Prep 15 mins
Cook 15 mins
These are best when allowed to marinate overnight.
Make and share this Mediterranean-Style Chicken Thighs recipe from Food.com.
- 12 boneless skinless chicken thighs
- 1⁄3 cup dry red wine
- 3 tablespoons olive oil, divided
- 1 teaspoon dried oregano, divided
- 1 teaspoon dried rosemary
- 1 teaspoon grated lemon, rind of
- 2 cloves garlic, minced
- 1 teaspoon salt
- 1⁄2 teaspoon pepper
- 1 medium cucumber, peeled and chopped
- 2 medium tomatoes, seeded and finely chopped
- 1 tablespoon white balsamic vinegar
- Place chicken thighs in a large zip-top plastic bag set in a large bowl.
- In another bowl, mix together wine, 2 tablespoons olive oil, 1/2 teaspoon dried oregano, the rosemary, lemon peel, garlic, salt, and pepper.
- Pour marinade over chicken and seal the bag.
- Place bag in the refrigerator and marinate for 4 hours or overnight, turning the bag occasionally.
- In a medium bowl, add cucumbers, tomatoes, 1 tablespoon oil, vinegar, remaining oregano, salt and pepper to taste.
- Cover and chill in the refrigerator up to 4 hours.
- When ready to grill, drain chicken and discard marinade.
- Place chicken on grill over medium heat.
- Grill for 12-15 minutes or until juices run clear, turning once.
- Serve with cucumber-tomato relish.
I used white wine instead of red and also squeezed some the lemon juice in after zesting. I cut the thighs up into kebab size pieces and marinated them for 24 hours. The result was moist and and flavorful. Thank you.
Great grilled chicken and relish. This is what we had for 4th of July BBQ. The marinade was zesty. The chicken meat was moist and tender and the relish was a good accompaniment. My husband shredded his chicken and put it and the relish on a bun. A hit with all of us. Thanks.
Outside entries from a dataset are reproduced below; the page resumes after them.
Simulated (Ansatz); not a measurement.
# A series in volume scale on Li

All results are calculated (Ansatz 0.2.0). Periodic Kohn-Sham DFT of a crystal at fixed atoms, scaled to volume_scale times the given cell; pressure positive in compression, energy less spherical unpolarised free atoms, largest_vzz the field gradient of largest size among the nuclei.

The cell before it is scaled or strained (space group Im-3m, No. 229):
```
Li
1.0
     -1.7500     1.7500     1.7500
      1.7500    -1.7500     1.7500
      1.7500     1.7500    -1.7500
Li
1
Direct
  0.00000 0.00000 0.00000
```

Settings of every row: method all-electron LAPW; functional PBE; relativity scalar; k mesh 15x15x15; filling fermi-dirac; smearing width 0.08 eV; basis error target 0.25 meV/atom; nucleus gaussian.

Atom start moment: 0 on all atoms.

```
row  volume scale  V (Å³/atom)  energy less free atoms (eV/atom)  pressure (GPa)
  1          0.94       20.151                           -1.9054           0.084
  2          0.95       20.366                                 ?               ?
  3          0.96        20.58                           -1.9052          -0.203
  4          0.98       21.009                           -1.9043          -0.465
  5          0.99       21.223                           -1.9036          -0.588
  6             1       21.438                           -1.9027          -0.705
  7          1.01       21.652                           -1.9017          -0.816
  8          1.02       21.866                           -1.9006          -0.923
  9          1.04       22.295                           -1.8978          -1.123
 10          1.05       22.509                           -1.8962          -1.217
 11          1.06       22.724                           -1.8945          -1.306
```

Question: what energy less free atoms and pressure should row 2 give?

Mmmmmmm Good chicken Nurse Di!! Made this for supper tonight, had to make a couple of tiny changes, white wine instead of red also red balsamic vinegar instead of white. Only because that is what I had on hand. The chicken was best we've had for a while, DH said more than 5 stars, including the relish. Wrong time of the year for the grill, so I did them under the broiler and I guess because of that, had to cook them 10 minutes longer, further from the heat I guess. Also added 1/4 of a chopped Spanish onion to the relish. The relish was a great finishing touch. I think it would be nice on other things too. Loved the marinade and will probably try it on some cod we're having this week. Thanks for sharing a wonderful versitile recipe.